Daily Projections, 1-3-2019: Your Name* (2016)

Title: Your Name
Director: Makoto Shinkai
Country of Origin: Japan
Year: 2016
Screening format: Blu-ray
Setting: Home
First viewing? yes

*This review is for the Japanese language version with English subtitles. I have not seen the English dub yet.

Where do I even start with Your Name. Makoto Shinkai returns to some of his favorite subjects, the flexibility of time, the meaning of memory, and the boundlessness of human connection. Is it really true that these two are communicating with each other through time and space? It’s no use asking what is and isn’t real in Makoto Shinkai film. Maybe none of it is real, but it is, nevertheless true. It’s hard to make any sort of analytical comment about the story structure of this or any of the Shinkai films I’ve seen. It would seem to do them a disservice to reduce it to a simple story when their most distinct characteristic is a nebulous ineffability. Even now, two hours after watching this for the first time, I almost feel as if I haven’t watched anything at all and yet I already feel a longing to be immersed in it again. Which is, in a way, precisely the world in which Your Name takes place: a world that isn’t there and yet is, a present that has not yet happen yet is already in the past. That’s time, I guess. And, of course, the animation, as always, is superb. There is a texture to the drawings in this that other animation lacks. The whole picture seems to glow almost, like a Rembrandt. Not since The Tale of Princess Kaguya have I been so awestruck by the look of animation.

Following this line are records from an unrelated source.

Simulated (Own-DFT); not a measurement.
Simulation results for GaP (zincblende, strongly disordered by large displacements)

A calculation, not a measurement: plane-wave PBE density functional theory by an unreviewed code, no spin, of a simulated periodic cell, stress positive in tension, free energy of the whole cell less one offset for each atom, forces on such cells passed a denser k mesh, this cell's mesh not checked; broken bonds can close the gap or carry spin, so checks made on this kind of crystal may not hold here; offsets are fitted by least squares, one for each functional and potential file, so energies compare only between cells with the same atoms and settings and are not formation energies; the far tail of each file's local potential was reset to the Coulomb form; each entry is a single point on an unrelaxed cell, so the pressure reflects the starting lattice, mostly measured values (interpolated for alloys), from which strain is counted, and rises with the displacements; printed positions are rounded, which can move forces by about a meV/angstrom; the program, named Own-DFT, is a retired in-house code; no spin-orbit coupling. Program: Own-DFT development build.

Daily Projections, 12-29-2018: Au Hasard Balthazar (1966)

Title: Au Hasard Balthazar
Director: Robert Bresson
Country of Origin: France
Year: 1966
Screening format: Blu-ray
Setting: Home
First viewing? Yes

Another Bresson. A lot to unpack here. It’s tempting to look for a one-to-one correlation (“[Christ] made himself nothing, taking the very nature of a servant” – and who embodies the very nature of a servant better than Balthazar, a donkey battered, beaten, and dragged around with no will of his own). But watching Au Hasard Balthazar, my thoughts continue to fall on Old Testament figures, namely Job and Hosea. After all, not all Biblical symbolism is Christological. And Balthazar is far from the only such figure. Gérard, perhaps a bit of Beelzebub in him, though I tend to look at him as Vice or Sin in general who has the run of the town and to whom the Prodigal Marie always comes when called, even if she puts up a brief, feeble fight at first. Marie, all of mankind, in possession of her own free will who twice rejects an offer of marriage from the only real Christ figure I see in Balthazar (the landowner’s son, Jacques—the landowner is God, by the way), first citing her inability to truly love him then her own checkered past as reasons not to choose him. Au Hasard Balthazar is not so much allegory, perhaps, as it is parable. But it is all masterpiece. And who (but perhaps Bresson) knew a donkey’s face could be so beautiful?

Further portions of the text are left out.